“During times of universal deceit, telling the truth becomes a revolutionary act.”-George Orwell
A few weeks ago while in a diner I overhead a comment from a local politician that captured the essence of George Orwell’s quotation. The official said quietly to another person that the donor base supporting his political party was comprised of “artists and eccentrics who were fragile” and could not handle being told “what needed to be done” to fix the town’s fiscal issues. He was afraid the donors would stop supporting his party if the truth were told. I wonder how many similar conversations are occurring around the world right now!

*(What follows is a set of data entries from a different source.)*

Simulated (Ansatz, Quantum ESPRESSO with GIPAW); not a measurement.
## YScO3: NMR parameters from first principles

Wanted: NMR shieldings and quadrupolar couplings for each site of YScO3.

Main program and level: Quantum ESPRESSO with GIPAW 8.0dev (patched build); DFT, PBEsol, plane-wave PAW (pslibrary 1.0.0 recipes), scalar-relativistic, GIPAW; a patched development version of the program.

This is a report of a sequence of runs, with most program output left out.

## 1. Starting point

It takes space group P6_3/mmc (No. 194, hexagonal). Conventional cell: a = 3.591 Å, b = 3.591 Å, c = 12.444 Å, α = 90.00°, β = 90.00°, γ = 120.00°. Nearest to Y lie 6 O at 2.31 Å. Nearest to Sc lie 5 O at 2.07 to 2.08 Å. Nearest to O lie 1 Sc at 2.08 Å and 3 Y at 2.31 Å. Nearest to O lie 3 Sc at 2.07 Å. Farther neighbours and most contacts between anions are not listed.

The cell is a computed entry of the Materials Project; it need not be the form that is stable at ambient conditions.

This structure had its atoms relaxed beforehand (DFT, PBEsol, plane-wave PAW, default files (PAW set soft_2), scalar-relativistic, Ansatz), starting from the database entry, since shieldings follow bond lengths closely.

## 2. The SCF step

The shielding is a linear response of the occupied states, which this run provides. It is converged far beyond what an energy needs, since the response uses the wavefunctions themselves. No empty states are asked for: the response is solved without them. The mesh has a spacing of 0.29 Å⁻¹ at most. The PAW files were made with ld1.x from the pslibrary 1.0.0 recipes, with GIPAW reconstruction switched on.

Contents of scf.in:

The world is suffering from feeble leadership. This has become unavoidably apparent over the last six months as a nascent economic recovery has been squashed by the weight of uncertainty and indecisiveness. From the ridiculous circus of the debt ceiling standoff in August (which only deferred decisions until a committee reports in November) to the failure of European leaders to resolve Euro currency related issues, the lack of action is a pathetic abdication of duty. As an investor, I have the responsibility to manage your money prudently and with an eye on the long term. Therefore, in this update I’ll review the current investment environment, what actions I believe would improve the outlook for the coming year, and the steps I’ve been taking in your portfolios to prepare for the future.
Our economy has been experiencing an anemic recovery since the near collapse of the financial markets in 2008. The Fed has tried to fill the void by initiating quantitative easing programs and by keeping interest rates near zero. The problem is that our economy is suffering from the hangover of policies and behavior of the last few decades. On the positive side, consumers have begun resolving their personal balance sheet issues after years of under saving and over borrowing. Corporations are lean, much more efficient, and in sound financial shape. However, of concern is the fact that governments have yet to address necessary reforms. Many local, state, federal, and foreign governments have borrowed heavily from the future to support current programs. In some regions the burden has reached crisis level. Tax breaks, generous government union contracts, and expanding government programs are not simultaneously feasible, period.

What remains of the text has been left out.